The image carousel, be it automatic or manually presented, is a popular choice in homepage web design. We all have our preferences when we visit a site, what we like or hate, but what do the experts and their research say about the image carousel’s effect on the user’s experience?
Purpose of Image Carousels
First, let’s recognize why carousels are such a popular choice. Any determination of home page content is a balancing act between the needs of the user and the goals of the site owner or company. It just so happens that image carousels are the “yes-men” of web design. In a confined space, they allow you to do three things:
- Access a variety of content
- Spotlight how innovative the site or the company are
- Meet the needs/demands of stakeholders without the having to have the tough discussions about what content really should be featured on a home page.
What the Research Says…
The short and sweet of it is that image carousels often:
- Get ignored. Banner blindness is alive and well and living on your homepage. James Royal-Lawson discusses how carousels often are not noticed because they look like ads to users . When you are looking at a site in the commercial or media arena, what elements of the screen change? Probably, and predominantly the ads. What were the last three ads you saw? Exactly!

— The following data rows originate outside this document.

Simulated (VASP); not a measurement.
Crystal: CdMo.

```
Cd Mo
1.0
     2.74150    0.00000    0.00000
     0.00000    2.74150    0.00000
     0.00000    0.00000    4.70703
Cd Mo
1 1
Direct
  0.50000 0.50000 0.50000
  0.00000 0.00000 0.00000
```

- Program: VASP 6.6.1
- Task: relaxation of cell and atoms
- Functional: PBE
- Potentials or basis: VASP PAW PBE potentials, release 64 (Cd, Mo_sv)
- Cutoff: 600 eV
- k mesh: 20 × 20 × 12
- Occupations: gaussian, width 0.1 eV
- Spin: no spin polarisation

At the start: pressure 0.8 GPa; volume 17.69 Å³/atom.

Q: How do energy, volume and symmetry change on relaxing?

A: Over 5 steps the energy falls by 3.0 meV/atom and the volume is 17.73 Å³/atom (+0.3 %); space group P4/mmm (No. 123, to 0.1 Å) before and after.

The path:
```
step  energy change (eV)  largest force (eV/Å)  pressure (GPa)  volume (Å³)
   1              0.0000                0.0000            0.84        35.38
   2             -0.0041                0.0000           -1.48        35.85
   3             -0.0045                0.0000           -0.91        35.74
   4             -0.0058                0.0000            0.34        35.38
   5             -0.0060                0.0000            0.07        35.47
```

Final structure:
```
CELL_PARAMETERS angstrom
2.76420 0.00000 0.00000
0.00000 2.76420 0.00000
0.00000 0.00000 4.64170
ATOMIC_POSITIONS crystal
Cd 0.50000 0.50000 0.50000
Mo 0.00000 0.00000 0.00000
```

- Aren’t as engaging as you’d think. You may have a very high percentage of your users clicking on or reading your first image, those click-throughs diminish markedly with each succeeding image. Eric Runyon found through his analysis of Notre Dame University websites that “the first feature averaged 40%. The click-through percentage for subsequent features steadily declined for each feature starting with 18% for the second slot down to 11% for the last.”
- Are distracting. You run the risk of having the visitor spend more time discovering how to control your carousel than actually reading what it says. They introduce an unnecessary level of complexity to the user interface.
- Cause challenges for people with disabilities or low levels of literacy. According to the Nielsen Norman Group, auto-rotating carousels can have usability problems for visitors with languageand accessibility challenges. The speed of the change can be a challenge for visitors whose motor control prevents quick action. Visitors with lower literacy levels or who are non-native speakers might have difficulty reading the text before it has been replaced.
- Frustrate users because they lose control of the interface. Let us not discount the ire of a frustrated user who has no control over their field of view as they try to complete the task for which they came to your site.
Recommendations for Improving Carousel Usage
But let’s assume for a moment that carousels are here to stay. Ultimately, if you can’t beat them, then at least take back some control by grabbing for the brass ring on your trip around the merry-go-round. So, what can be done to make them more effective, and perhaps less of a hindrance for your site?
- A manual advance is a better option than an automatic one
- Keep the number of features to a maximum of 3-4, since it appears that as the number of features increases, the click-throughs on sub-features decreases dramatically
- The presented items should not only be compelling to the user but also in line with users Top Tasks for the site and
- Make carousel navigation intuitive and included within the carousel frame, rather than beside or below
- Suggest more content to users to reinforce “click-ability”
- Consider carousel items cycling, so that the open image randomizes when the homepage is opened
No one likes telling a client no, but perhaps a “no but” conversation might be in order when your client starts to discuss their idea for a 10 image automatically cycling carousel on their homepage, or something close to that.